Thursday, July 2, 1863, was clear and warm, according to Spartan Band diarist William H. Hill:
“General Lee brought all of his forces up this morning in front of the enemy. Both parties skirmished all the morning.”
Barksdale’s Brigade could hear the fighting to the east. But, camped at Marsh Creek along the Chambersburg Turnpike, east of the South Mountains, they were well west of Gettysburg. For them, it began as another day of hurry-up-and-wait.
“The slumbers of all were broken by drum beat and bugle call at sunrise,”J.S. McNeily wrote in 1903 for the Mississippi Historical Society, “and the column was promptly formed and headed toward Gettysburg…We reached the front at nine or ten o’clock…where the road intersected Seminary Ridge. We halted here an hour or more until the plan of battle was decided…”
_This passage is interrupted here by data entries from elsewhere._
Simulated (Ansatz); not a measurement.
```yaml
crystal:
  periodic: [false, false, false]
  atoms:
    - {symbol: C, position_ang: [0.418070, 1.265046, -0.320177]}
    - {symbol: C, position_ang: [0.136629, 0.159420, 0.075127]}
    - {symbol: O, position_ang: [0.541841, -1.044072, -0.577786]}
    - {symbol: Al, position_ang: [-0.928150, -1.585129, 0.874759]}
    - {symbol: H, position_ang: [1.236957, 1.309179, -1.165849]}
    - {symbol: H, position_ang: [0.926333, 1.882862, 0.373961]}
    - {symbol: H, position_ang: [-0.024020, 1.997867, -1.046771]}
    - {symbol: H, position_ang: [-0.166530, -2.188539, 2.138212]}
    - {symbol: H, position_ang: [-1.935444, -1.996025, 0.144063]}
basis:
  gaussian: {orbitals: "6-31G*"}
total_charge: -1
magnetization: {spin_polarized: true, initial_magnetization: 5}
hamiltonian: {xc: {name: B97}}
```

Confederate veterans later and historians today argue whether Gen. Lee wanted a morning attack by Longstreet’s Corps (but his old War Horse inexplicably delayed), or if Lee himself delayed for unknown reasons, perhaps wanted to keep the Union off-balance.
Longstreet wrote in 1878 that “It was fully eleven o’clock when [Lee decided that Longstreet’s Corps would make the main attack on the extreme right]. We waited about forty minutes for Law’s brigade [of Hood’s Division] and then moved forward.”
Then there’s the problem of Longstreet’s approach march to his corps’s position on the field “one of the most difficult non-combat aspects of the Gettysburg campaign to reconstruct and to understand,” wrote historian Harry Pfanz in his Gettysburg, The Second Day:
“The facts of the matter seem to lie forever concealed by a lack of correct information engendered by personal conflicts and the failure of participants to report what they had done.”
Pfanz concluded that it “must not have begun before noon at the earliest.”
McLaws division, with Kershaw’s Brigade in the lead, followed by Barksdale’s Brigade, led the march to the battlefield. Hood’s division followed McLaws. They marched south down the west side of Herr Ridge and onward to Black Horse Tavern, at a good pace, according to 17th Regiment memoirist William Meshack Abernathy.
They halted when McLaws determined that if they continued they would be exposed to enemy view (and the Union Signal Corps communication flags) on Little Round Top mountain. He and a few mounted staff officers searched for an alternate route. Longstreet approved a countermarch.
“The time taken to cover the intervening space,” McNeily wrote, “has been the cause of much censure, but without cavalry, not even a company to guide the advance over unknown ground for five or six miles, slow progress was unavoidable.”
They apparently returned to Herr Ridge and took another route farther east that also led them south, closer to the west slope of Seminary Ridge.
Finally, close to 4 p.m., they reached the tree line along the eastern side of the ridge, a quarter mile west of the Peach Orchard, where federal artillery unexpectedly took them under fire—revealing that Gen. Lee’s intelligence on the disposition of the enemy was wrong.